2023-06-28

Attending: Josh Moore (JM), Sanket Verma (SV), Davis Bennett (DB), Ward Fisher (WF), Patty Fricke (PF), Jeremy Maitin-Shepard (JMS), Norman Rzepka (NR)

TL;DR:

We started the meeting by going around the table and asking what the last movie/TV show everyone watched was! Some excellent recommendations here.

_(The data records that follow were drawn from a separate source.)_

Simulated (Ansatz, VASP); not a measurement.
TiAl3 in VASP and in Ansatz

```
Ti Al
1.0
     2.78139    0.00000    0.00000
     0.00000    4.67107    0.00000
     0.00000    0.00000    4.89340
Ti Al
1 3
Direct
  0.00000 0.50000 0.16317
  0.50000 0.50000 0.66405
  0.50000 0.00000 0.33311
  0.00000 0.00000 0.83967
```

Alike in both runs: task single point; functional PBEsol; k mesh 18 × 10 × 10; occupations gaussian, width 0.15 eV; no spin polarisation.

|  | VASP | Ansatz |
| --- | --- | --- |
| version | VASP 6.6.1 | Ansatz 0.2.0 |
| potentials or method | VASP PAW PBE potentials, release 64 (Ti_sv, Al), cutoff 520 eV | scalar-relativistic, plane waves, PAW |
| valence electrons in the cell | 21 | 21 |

PF asked about the ZEP0003 progress. SV has been working on a blog titled ‘Zarr vs HDF5’ and asked the community what they’d like to see in the blog. DB’s Pydantic-Zarr will be publicised shortly. WF shared the development at Unidata regarding NetCDF, and Zarr is one of the focus in the upcoming months.

Updates:

New blog post: https://zarr.dev/blog/zarr-talks/ 🎉

Meeting Minutes:

Introductions with the recent movie/tv show you watched 🍿🎬🥤
- SV: Black Mirror
- DB: A Room with a View
- WF: RRR
- JM: Heartstopper
- PF: Extraction 2
- NR: Lidia Poet
- JMS: John Wick Chapter 4
PF: ZEP0003 progress
- SV: Not a lot
- PF: reading in CSVs (each file a timepoint) with xarray
- JMS: previous use cases were looking to move chunk size over time (t=1 to begin; then later t>1)
- DB: delicate point – anticipating a change of the metadata. performing a rechunk live could be trickier. code samples would be useful.
- SV: Please ping in the discussion post to get involved
SV: Zarr vs. HDF5 blog post
- What would you like to have in there?
- WF: Audience conflate NetCDF and HDF5
  - They are not same data model
  - Storage layers - cloud ready - big and cool community
  - Zarr doesn’t need a server to run - lot of good momentum
  - There isn’t no implementation and it would be complex to come up with one
  - NetCDF and Zarr has straightforward API
  - HDF5 parallel support with the help of DOE funding
  - Supercomputer - Uses HDF5 based MPI
- DB: HDF5 has C implementation
  - Comparitively cheap to spin up implementations - maybe a bad thing?
  - Much more complicated to implement
  - Difficult to do massively HDF5 parallel writing
  - Zarr could have a HDF5 backend
- JMS: Key point - parallel write support
  - Single threaded - fetching chunks from a single thread
- WF: HPC/Supercomputing community almost exclusively using MPI
SV: DV: Pydantic-Zarr - ready to publicise it?
- DV: Wait, until I polish the readme
- DB: Any apetite for having this in Zarr-Python? May need to change the creation API
- JM: There are some PRs which should be merged first in order to introduce the Pydantic change into Zarr-Python - we don’t want you to wait on another PR
- DB: I think the code is computationaly cheap and it’d be easy to integrate it
JM: Looking forward for SciPy 2023 - if anyone around please come and meet us
WF: NetCDF roadmap
- Working on high-level roadmapping for 5+ year cycle
- Will be adopting V3 very soon